Network Event-Based Evaluation¶
WebArena-Verified evaluates web agents by analyzing network events extracted from HTTP Archive (HAR) format traces captured during task execution. This approach validates agent behavior at the network level—examining navigation URLs, HTTP Referer headers, and status codes—rather than relying on fragile DOM-based assertions. By focusing on the actual HTTP interactions that occur when agents browse the web, WebArena-Verified provides stable, maintainable evaluation that is resilient to UI changes.
What are HAR Files?¶
HAR (HTTP Archive) is a JSON-based format that logs all HTTP requests and responses made by a web browser during a session. HAR files capture:
- Request URLs and HTTP methods (GET, POST, etc.)
- Request and response headers (including HTTP Referer headers and content types)
- HTTP status codes (200 OK, 404 Not Found, etc.)

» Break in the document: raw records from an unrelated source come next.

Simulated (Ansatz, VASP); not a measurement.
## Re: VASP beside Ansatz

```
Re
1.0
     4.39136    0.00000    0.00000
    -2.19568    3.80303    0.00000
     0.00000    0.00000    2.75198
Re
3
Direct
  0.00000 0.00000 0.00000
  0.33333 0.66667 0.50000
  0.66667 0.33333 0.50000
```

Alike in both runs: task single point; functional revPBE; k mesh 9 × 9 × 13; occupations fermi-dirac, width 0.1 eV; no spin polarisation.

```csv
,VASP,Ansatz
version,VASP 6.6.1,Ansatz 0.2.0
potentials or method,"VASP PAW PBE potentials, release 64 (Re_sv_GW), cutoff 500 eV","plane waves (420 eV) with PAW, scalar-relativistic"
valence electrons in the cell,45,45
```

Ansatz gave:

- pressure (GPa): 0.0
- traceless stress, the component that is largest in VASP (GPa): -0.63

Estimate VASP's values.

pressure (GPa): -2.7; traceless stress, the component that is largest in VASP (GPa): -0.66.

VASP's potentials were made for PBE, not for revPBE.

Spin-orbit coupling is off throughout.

- Response bodies and timing information
- Network redirects and navigation events
In WebArena-Verified, we extract network traces from browser automation tools (like Playwright) and convert them to a structured format for validation.
Comparison of Evaluation Methods¶
WebArena-Verified uses network trace validation instead of traditional DOM-based approaches. This shift provides significant advantages in stability and maintainability.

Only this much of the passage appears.